“I’m the first Saskatchewan-born fighter to get signed by the UFC. It’s a tremendous opportunity; I’m real excited, and I think it’s going to be a good time." - Mitch Clarke
When Mitch Clarke’s manager called him with the news that his fight with Evolution Fighting Championships was cancelled, the unbeaten Canadian was irritated, but only momentarily.
Instead of fighting on the regional circuit, Clarke would be fighting on the biggest stage of them all, squaring off with John Cholish at UFC 140 in Toronto on December 10. Irritation gave way to surprise, and has now been replaced by excitement according to Clarke.

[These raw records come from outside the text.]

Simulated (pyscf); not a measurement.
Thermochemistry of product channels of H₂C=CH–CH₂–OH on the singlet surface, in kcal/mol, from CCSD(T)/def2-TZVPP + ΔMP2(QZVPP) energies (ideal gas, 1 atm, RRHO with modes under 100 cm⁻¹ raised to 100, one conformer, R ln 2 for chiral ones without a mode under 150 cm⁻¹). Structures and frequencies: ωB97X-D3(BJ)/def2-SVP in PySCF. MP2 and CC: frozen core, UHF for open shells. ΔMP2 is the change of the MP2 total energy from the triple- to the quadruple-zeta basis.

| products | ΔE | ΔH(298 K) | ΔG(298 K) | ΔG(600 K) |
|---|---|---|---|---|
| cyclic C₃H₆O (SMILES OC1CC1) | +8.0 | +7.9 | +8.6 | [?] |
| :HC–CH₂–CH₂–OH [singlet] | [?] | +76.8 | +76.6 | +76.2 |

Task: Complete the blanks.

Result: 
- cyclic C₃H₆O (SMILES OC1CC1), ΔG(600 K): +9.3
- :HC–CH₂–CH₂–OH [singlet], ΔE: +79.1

“When it happened, I was more stunned than anything. It’s not something that I really expected. I expected maybe fighting some guys from TUF, some ex-UFC’ers to basically try and earn my way there, so I was just stunned. I was happy too, but mostly it just hits you all at once, and now it’s very real.
“I’m the first Saskatchewan-born fighter to get signed by the UFC. It’s a tremendous opportunity; I’m real excited, and I think it’s going to be a good time."
Every trip into the cage has been a good time for Clarke thus far. The University of Saskatchewan graduate has never tasted defeat, carrying a perfect 9-0 record into his debut. While there is certainly pressure attached to making your initial appearance in the UFC — and perhaps some added pressure of being a Canadian debuting on Canadian soil — Clarke is keeping it all in perspective.
“It is a big deal, but if I was fighting John Cholish on a smaller show, I probably wouldn’t have the same emotions. But at the same time, it is a big deal, so you’ve got to treat it like it’s a big deal, but not think about it so much.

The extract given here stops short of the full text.